On a recent Best of the Left podcast episode, “What are women complaining about?,” I found out about action being taken to address Hollywood's gender bias, which has received a lot of media attention in the past year. What really caught my ear was the stat that the percentage of speaking roles for women in Hollywood movies has only increased by 5% since the 1940s and 50s. And what interested me about that stat was that, as a fan of classical Hollywood movies, I was under the impression that there were now far fewer major roles for women – not a few more. Fans of classical Hollywood movies just think that there were more and better roles for women then because so many of the movies from that era that film buffs still care about have terrific roles for women: canons are not necessarily representative of the norm.

So far, so awesome for women that the ACLU has taken political action to have the industry investigated for gender inequity. In fact I think that every industry where there's perceived discrimination should be subjected to thorough governmental investigation, especially if that industry is as powerful as Hollywood (or Silicon Valley). How else is the public going to know, and how is discrimination by the powerful going to combated except by transparency, public pressure, and public accountability?

However, the segment lost me when an indie director who was asked why it matters that there are so few women in the industry gave a standard leftist response: that we won't see more “authentic portrayals of women" in movies in television until we have more female directors. In the first place, surely what matters about women not being able to make careers in an industry is... women not being able to make careers in an industry.

Second, as a writer and English major I'm disturbed by the implication that only female creators can produce good female characters. Because there are so many more canonical male authors than female ones, almost all of the female characters who mean the most to me were authored by men. The exceptions are the heroines of Jane Austen and George Eliot, but they don't mean more to me than the heroines of Chaucer, Shakespeare, Flaubert, Thomas Hardy, Henry James, Ibsen, or Tennessee Williams. Nor are they noticeably more “authentic”: they are all distinctly literary characters, and as such resemble (and are, no doubt, influenced by) each other more than actual people.

The question of authorship is more complicated in the case of film directors, but assuming the fiction that the director is the “auteur,” all of my favourite female film characters were authored by men. I don't tend to think of it that way, though, because many classical Hollywood actresses have more-or-less-unofficially attained the status of auteurs in their own right, so that I think of a Bette Davis or Barbara Stanwyck or Jennifer Jones character as being authored by her; or, if she's paired with a remarkable director (or, occasionally, producer) in a remarkable film, co-authored. Sometimes directors and actresses develop ongoing creative relationships in which the collaborative aspect is emphasized: Sternberg and Dietrich, Fellini and Masina, Godard and Karina, Cassavetes and Rowlands, Lynch and Dern. The other part of this is that I've hardly seen any movies by female directors, a fault I hope to remedy some year soon (I have a lot of faults, though, so I can't promise when it will happen), and it so happens that my favourite movie by a female director, Elaine May's Mikey and Nicky, contains a couple of my favourite male characters.

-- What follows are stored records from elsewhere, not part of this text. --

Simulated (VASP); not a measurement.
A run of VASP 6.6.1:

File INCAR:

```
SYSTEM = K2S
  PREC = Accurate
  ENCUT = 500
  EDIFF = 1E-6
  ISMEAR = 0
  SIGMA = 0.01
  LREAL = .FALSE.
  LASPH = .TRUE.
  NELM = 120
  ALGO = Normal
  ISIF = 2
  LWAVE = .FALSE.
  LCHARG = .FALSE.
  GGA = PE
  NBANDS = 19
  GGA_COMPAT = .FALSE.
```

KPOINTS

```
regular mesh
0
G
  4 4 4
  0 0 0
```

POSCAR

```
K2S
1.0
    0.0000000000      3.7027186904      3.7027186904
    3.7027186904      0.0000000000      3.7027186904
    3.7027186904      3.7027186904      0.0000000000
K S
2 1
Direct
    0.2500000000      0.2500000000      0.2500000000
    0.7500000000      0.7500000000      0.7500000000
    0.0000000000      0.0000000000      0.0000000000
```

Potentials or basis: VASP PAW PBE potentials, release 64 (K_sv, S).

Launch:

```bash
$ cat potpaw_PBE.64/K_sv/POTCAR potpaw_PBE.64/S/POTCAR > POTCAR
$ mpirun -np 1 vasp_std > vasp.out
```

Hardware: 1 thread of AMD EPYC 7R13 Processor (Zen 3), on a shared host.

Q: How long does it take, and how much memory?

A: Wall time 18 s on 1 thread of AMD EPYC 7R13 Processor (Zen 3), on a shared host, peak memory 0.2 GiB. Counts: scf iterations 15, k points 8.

Which leads to my objection as a writer to this use of “authenticity”: of course both male and female authors have to be free to create characters of both genders. I don't want to be told what I can write about, and I don't want any other writer to be told that, either – although if they create a representation that's offensive in some way, they should be criticized. If you want to hear me criticize sexist representations, please enjoy my podcast about time travel movies, co-hosted by David Fiore. (Criticizing sexism isn't the purpose of the podcast, but we do spend a lot of time doing it in each episode, especially me, really loudly, with swearing.)

Moreover, if you tell men that they can't write female protagonists, you reinforce the notion that women are utterly alien, which isn't exactly conducive to the feminist project. At its best, imaginative literature and filmmaking about women by men has been about the fluid movement between desire and cross-gender identification; about the affirmation of heteronormativity through desire and its undermining through identification; about sympathy and sadism. To remove cross-gender identification from literature and film would be to remove at least 50% of what interests me about them.

So, based on my responses to this segment, what do you think: am I a feminist, or not a feminist? Please answer in 3-5 paragraphs, giving the reasoning for your position.

I think the answer is that I'm all too feminist, but it will take more than five paragraphs to flesh it out.

Penultimate Post

Although I first promised this post on feminism a long time ago, I've gone back and forth about whether to write it. As I finally sit down to compose it as the penultimate post of this blog, I wonder if I can finally do it without getting too angry or sarcastic – the reason I've abandoned my many previous attempts.

A couple of things have happened to make me less angry. First, my political perspective has vastly broadened this year, which has had the effect of taking my focus off of feminism. When I'm not focused on it, I'm less upset about it. I also realized, quite a long time ago, that a tone of anger is never going to persuade anyone to listen to your criticisms. It didn't work when Camille Paglia did it in the 90s, and it doesn't work when Cathy Young does it now.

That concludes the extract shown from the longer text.